Quietly, without much fanfare, a new era for men seems to be emerging. Drumroll, please: According to an article in Advertising Age, body wash outsold bar soap in 2009. This is the first time this has ever happened in the history of body wash vs. bar soap statistics. The reason? Marketers have discovered that more men buy body wash than cakes of soap. Market leaders like Proctor & Gamble and Unilever are among the industry leaders in the category, with brands that include Old Spice (P&G) and Axe (Unilever.)
One of the newer entries in the category is Dove, introduced during the Superbowl and endorsed by winning quarterback Drew Brees. Yes, Dove. For men. This is quite a departure for the Dove brand that up until now has been marketed specifically to women only. But have no illusions or fear of metrosexuality (remember metrosexuals?) creeping in: their commercial makes it clear that you can still be a man and use Dove.
In fact, they protest a little too much if you listen to their commercials. Yes, they’re sort of entertaining but still. One of them basically runs through a man’s life in a matter of seconds, from birth until he reaches adulthood, with a family of his own. It’s accompanied by a soundtrack featuring the most famous movement of The William Tell Overture, a.k.a. The Lone Ranger theme. Can you get more manly?
There’s another spot that focuses mainly on the requisite adorable, ripped guy in the shower, who appears to be having a cleansing experience like no other since he’s discovered Dove Body Wash. The voiceover mentions something called micro-moisture that activates on contact. Activating on contact sounds like a guy thing, right?
The narration in both commercials contains some variation on the following theme: “You’ve reached a stage where you’re comfortable with who you are. Shouldn’t your skin be just as comfortable?” “Now that you’re comfortable with who you are, isn’t it time for comfortable skin? At last, there’s Dove for men.” The tagline gets repeated: be comfortable in your own skin.

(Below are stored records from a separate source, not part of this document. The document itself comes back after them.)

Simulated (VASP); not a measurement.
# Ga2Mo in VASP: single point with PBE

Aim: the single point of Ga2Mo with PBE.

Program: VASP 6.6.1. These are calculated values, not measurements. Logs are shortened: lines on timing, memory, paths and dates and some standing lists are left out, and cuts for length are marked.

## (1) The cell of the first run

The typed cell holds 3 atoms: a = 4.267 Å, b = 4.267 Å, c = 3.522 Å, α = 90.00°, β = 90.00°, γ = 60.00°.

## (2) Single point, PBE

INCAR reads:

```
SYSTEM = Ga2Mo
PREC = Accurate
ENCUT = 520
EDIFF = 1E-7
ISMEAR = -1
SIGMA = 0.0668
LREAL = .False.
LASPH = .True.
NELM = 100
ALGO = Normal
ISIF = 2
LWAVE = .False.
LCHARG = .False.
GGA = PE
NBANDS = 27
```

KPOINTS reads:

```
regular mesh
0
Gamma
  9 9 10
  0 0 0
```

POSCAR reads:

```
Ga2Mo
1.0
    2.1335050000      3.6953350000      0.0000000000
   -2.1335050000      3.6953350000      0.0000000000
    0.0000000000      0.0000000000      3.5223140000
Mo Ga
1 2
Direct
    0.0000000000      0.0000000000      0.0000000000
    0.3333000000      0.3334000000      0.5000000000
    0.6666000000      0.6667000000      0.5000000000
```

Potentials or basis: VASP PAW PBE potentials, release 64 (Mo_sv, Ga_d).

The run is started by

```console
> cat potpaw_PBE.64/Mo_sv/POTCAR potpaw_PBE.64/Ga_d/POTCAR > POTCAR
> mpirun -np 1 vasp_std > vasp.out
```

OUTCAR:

I get it. For God’s sake, we all get it. Indigenous people in the Australian Outback would get it if they saw it. Buying Dove doesn’t make you less of a man. It celebrates your very comfortable nature and the fact that you’re comfortable with who you are because you feel comfortable. In your own skin. With exactly who you are. And that feels very comfortable. Or something like that.
On the other end of the spectrum – focusing on the idea that not all men feel quite as comfortable in their own skin as the Dove buyers – we find the Old Spice commercial. This one is unapologetically directed toward women and features another adorable ripped guy, this time talking directly to us, as he stands outside his shower with a towel wrapped around his waist. Without naming Dove, it clearly refers to it by calling out guys who use “ladies scented body wash.”
The scene dissolves to him standing on a boat, still shirtless, this time walking across the deck in his terrific white pants with a shirt draped casually over his shoulder. Still talking to the women in the audience, he’s opening an oyster shell that holds tickets to same unnamed event “that you love” and then like magic, the oyster is dripping with diamonds. The shot pulls back to reveal him now sitting atop a white horse as he makes his final point: “Anything is possible when your old man smells like Old Spice and not a lady.”
I get this one, too. Hilarious, by the way. If you’re a man who finds himself in the market for body wash, you can’t really go wrong with a reliable, macho, unmistakable guy scent like Old Spice.
According to emarketer, mothers control 80% of a household’s discretionary spending so what the men think may be very nearly irrelevant. But let’s just say that at least some men shop for their own body wash and make their own purchase decisions. (They tipped the sales ratios, didn't they?) They’re the mavericks who disdain the traditional bar soap route and blaze their own trail to cleanliness. They’re the titans of the personal care aisle, who break all the rules.
So what’s the better choice? Do women want a man who is so comfortable he’ll buy and use Dove or a man who is so cautious and entrenched in 1954 that he will buy and use only the safe and familiar Old Spice?
For God’s sake, it’s soap. Liquid soap. Choosing a type of body wash is not exactly a revered, long-practiced ritual of manhood. Creating a commercial about a man who spends time calculating his self-worth, or worse, his masculinity, based on a type of soap sums up our culture just perfectly, doesn’t it?
But maybe this will help even things out a little, in an effort to reach equilibrium. I mean, finally, it’s not just women who think about this nonsense.